I'm not entirely sure if the normative keyword is needed for effect, here;
it's simply a fact that replay protection is impossible in the absence of
integrity protection, isn't it?

   o  If processing a response without keeping request state is
      sensitive to the time elapsed since sending the request, then the
      serialized state SHOULD include freshness information (e.g., a
      timestamp).

Continuing the theme, this seems like a conditional MUST (not SHOULD).
Actually, all the rest of the SHOULDs in this section do.
This particular one should also note that the response processing needs to
actually check the timestamp and reject ones that are insufficiently fresh.
Also, integrity protection is again required for this to work.

Section 3.2

   A client that depends on support for extended token lengths
   (Section 2) from the server to avoid keeping request state SHOULD
   perform a discovery of support (Section 2.2) before it can be
   stateless.

This feels like a descriptive "needs to" rather than normative "SHOULD".
Stateless operation just isn't going to work if the server doesn't support
extended token lengths and the client needs it.

Section 3.3

   Reset messages, however.  Non-confirmable messages are therefore
   better suited.  In any case, a client still needs to keep congestion

nit: better suited for what?

   o  If a piggybacked response passes the token integrity protection
      and freshness checks, the client processes the message as
      specified in RFC 7252; otherwise, it silently discards the
      message.

It sounds like this entails discarding even the ACK portion of the
piggybacked response, which seems like it might interact oddly with the
retransmit schedule.

Section 4

Perhaps it's worth noting that this nesting of state will necessarily
increase the token size as it progresses along a chain of intermediaries?
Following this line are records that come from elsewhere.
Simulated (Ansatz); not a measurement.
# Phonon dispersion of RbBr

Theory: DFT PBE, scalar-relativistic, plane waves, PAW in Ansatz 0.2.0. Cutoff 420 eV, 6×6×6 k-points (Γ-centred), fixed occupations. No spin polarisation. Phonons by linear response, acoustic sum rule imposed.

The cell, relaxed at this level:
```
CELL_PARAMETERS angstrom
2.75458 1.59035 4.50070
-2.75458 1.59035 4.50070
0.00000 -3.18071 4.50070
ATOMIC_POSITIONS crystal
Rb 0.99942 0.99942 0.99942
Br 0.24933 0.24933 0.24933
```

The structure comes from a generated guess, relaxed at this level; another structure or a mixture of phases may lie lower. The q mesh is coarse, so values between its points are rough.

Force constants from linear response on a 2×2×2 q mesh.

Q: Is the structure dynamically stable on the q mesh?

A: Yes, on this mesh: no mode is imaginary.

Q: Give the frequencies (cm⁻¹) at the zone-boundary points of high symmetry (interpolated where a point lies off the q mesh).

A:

There's also some considerations relating to how the freshness window of the
client an intermediary interact, with the client effectively being limited
to the minimum of all windows in use by client and intermediate(s) on the
path.

If the intermediary has a very long freshness window it could be tricked
into sending "replies" to addresses that it thinks are clients but may not
be any more, e.g., allowing a DoS attack to traverse a NAT or firewall.

Section 4.3

RFC 7252 doesn't really suggest that there's a protocol element that would
be set to "infinite" here; perhaps we should just say that "in this case,
the gateway cannot return such a response and as such cannot implement such
a timeout".

Section 5

With no integrity protection on the rejection of trial-and-error (section
2.2.2) it's susceptible to downgrade, IIUC even by an off-path attacker.
(I did not think too hard about whether OSCORE could protect the Resets in
question or not, though.)  It seems like such forced downgrade would have
second-order effects in causing clients to use more local state and thus be
more readily susceptible to other DoS vecros.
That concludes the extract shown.